Reportedly, today there are hundreds of millions of installed video surveillance IP cameras. Surely, not all of them require low latency video playback. Video surveillance is typically static – the stream records to the storage and is analyzed to detect motion. There are plenty of software and hardware video surveillance solutions that do their job pretty well.

In this article we will introduce a slightly different usage of an IP camera, namely – online broadcasting in applications where low latency communication is required.

First of all, let’s deal with common misunderstanding of terminology when it comes to webcams and IP cameras.

Webcam is a video capturing device that does not have its own CPU and network interface. A web camera needs to be connected to a computer, a smartphone or any other device to use its network capabilities and CPU.


IP camera is a standalone device with its own network interface and a CPU to compress captured video and send it to the network. Therefore, an IP camera is a standalone mini-computer that can connect to the network and does not need any other devices for that. That is, it broadcasts directly to the Internet.

Low latency is a rare requirement to IP cameras and online broadcasts. The need for low latency connections arises when the source of a video signal interacts with viewers of this stream.


Low latency is often a requirement in various gaming usage scenarios. For example: real time video auction, live dealer video casinos, interactive online TV shows with an anchorman, remote quadcopter control and so on.


Live-casino dealer at work.

A typical RTSP IP camera usually compresses video to the H.264 codec and can work in two transport modes: interleaved and non-interleaved.
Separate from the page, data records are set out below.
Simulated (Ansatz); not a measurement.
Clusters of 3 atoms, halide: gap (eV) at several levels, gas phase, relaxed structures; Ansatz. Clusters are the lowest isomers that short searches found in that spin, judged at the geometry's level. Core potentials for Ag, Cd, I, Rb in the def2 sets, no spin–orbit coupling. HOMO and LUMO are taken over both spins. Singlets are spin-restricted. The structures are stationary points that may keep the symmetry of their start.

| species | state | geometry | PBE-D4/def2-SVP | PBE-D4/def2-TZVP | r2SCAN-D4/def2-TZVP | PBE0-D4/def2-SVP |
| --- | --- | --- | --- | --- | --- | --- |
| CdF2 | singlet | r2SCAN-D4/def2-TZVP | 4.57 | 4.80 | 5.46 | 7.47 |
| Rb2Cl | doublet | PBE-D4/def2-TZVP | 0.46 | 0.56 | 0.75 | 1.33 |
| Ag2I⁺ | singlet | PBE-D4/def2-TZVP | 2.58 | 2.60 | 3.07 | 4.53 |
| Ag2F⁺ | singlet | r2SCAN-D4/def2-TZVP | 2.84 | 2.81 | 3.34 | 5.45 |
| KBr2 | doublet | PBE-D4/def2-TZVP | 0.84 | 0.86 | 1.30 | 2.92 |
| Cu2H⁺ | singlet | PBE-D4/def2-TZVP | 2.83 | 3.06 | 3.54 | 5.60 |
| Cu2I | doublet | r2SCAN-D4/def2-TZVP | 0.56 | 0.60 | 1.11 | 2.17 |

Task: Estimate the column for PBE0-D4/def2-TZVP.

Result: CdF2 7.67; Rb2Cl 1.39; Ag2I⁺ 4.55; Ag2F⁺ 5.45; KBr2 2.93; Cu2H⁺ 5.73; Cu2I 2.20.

The interleaved mode is more popular and convenient, because in this mode video data are sent via the TCP protocol encapsulated inside the network connection to the camera. To broadcast a stream, from the IP camera in the interleaved mode you only need to open or redirect one RTSP port of the camera (for instance, 554). Then, a player simply connects to the camera via TCP and fetches the video stream already encapsulated to this connection.


The second mode of operation of a camera is non-interleaved. In this case, a connection is established via RTSP / TCP, and the traffic goes independently via the RTP / UDP protocol outside of the created TCP channel.


The non-interleaved mode is more suitable for low latency video broadcasting, because it uses the RTP / UDP protocol, but at the same time it causes more problems if the player is behind NAT.


When a player behind NAT connects to the IP camera, the player needs to know external IP addresses and ports it can use to receive audio and video traffic. These ports are specified in the text SDP config file passed to the camera when the RTSP connection is established. If NAT is correct and IP addresses and ports are identified correctly, everything will work just fine.

So to fetch a video from the camera with minimum latency we need to use the non-interleave mode and receive video traffic via the UDP protocol.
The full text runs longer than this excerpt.